EVENT, RF, the city of ROSTOV-ON-DON, 10/20/2018
On 20.10.2018, our meeting with socio-politically engaged people, including bloggers, journalists and human rights activists took place in the city of Rostov-on-Don. Here, opinions and views on human rights issues in the Rostov region and the Russian South were exchanged. Topics included freedom of expression, public relations, freedom of assembly, media independence, the prevention of undue prosecution under the law on extremism, and participation in public events. The discussion was attended by well-known regional bloggers, journalists, lawyers, human rights activists, students and civil society representatives.
The southern region in which the city of Rostov-on-Don is located is problematic, as it borders on the eastern Ukrainian regions of Donetsk and Lugansk. The region’s multinational population has grown significantly due to the influx of refugees from eastern Ukraine. At the same time, in Rostov-on-Don there is traditionally a high level of crime, corruption is widespread. Due to the large number of migrants, some of whom are politically motivated, the population in the region is highly politicized. The government responds to civic activities by rigorously controlling all public events and responding repressively to critical publications, even using the extremism law to counter protest marches, rallies and demonstrations. The activities of independent non-governmental organizations are closely monitored.
For these reasons, few meetings of independent civil society actors can take place and few human rights activists remain. Therefore, this event was appreciated by the participants as an opportunity to communicate freely and exchange information on regional issues. It was also an opportunity for Russian human rights organizations to engage with their region and to learn something about the practice of independent media (presentation of humanrights-online). The discussion was active and lively.
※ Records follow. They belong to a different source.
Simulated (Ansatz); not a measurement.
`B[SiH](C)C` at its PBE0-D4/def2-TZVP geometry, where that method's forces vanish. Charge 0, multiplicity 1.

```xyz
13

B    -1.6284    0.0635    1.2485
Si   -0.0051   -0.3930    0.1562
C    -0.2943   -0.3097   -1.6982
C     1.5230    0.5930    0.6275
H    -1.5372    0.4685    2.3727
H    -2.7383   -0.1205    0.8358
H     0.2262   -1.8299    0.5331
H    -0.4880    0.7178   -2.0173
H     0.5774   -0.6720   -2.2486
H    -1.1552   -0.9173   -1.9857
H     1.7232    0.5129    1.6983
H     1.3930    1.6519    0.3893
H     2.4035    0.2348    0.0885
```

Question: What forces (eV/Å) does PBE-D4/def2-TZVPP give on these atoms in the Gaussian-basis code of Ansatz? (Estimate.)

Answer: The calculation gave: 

It was noted that the regional media have no freedom and are controlled mainly by local authorities of the ruling elites. There are independent public organizations whose activities are strictly controlled by the authorities. Activists who reject official views and criticize regional authorities face threats and persecution, including through criminal repression (for example, IGFM case S. Resnik). Youth clubs and associations are few. While there are many bloggers with varying degrees of activity, only a few of them deal with social and political issues, international relations, and migration issues.
The main problem identified by the participants was the practical impossibility of undertaking opposition activities, without a sharp reaction from the regional authorities. Neither press nor television are independent. There are individual internet channels, websites and bloggers that objectively illuminate the situation in the region. However, they are persecuted, including through the courts, which then closes down such resources.
There are no independent courts. Opposition and human rights defenders are detained with criminals. Conditions in detention centers and prisons do not meet minimum standards and in some cases can be considered as torture. Authorities can close any website that accuses them of extremism. Non-profit organizations, bloggers and journalists are forced to censor themselves in order not to fall under the law against extremism. The region is also especially tightly controlled by the federal authorities of Russia.
At the same time, it should be noted that the problems faced by civil society activists in Rostov-on-Don are similar to those in other regions:
The media is controlled. The court system is not independent. Economic potential has sharply declined. Migration to this area is high; sometimes occurring as a change of residence, and sometimes as a stop on the way to other countries.
Low incomes relative to high prices, intense social stratification and a difficult social situation, along with high real unemployment (since wages in many cases are at subsistence level) add to the list of challenges. High crime rates coupled with distrust of law enforcement agencies are also prevalent.
It was obvious that people did not dare to talk about all the problems. The meeting raised questions on the administrative and criminal prosecution of journalists, bloggers, human rights activists and lawyers, which also highlighted the caution of the participants in the event and the low level of civic activity of the local population.
At the same time, the event was actively accepted and supported by the participants. Journalists, bloggers and representatives of NGOs have shown interest in providing us with information and using our website for their publications. There was a desire to continue cooperation and hold further such meetings.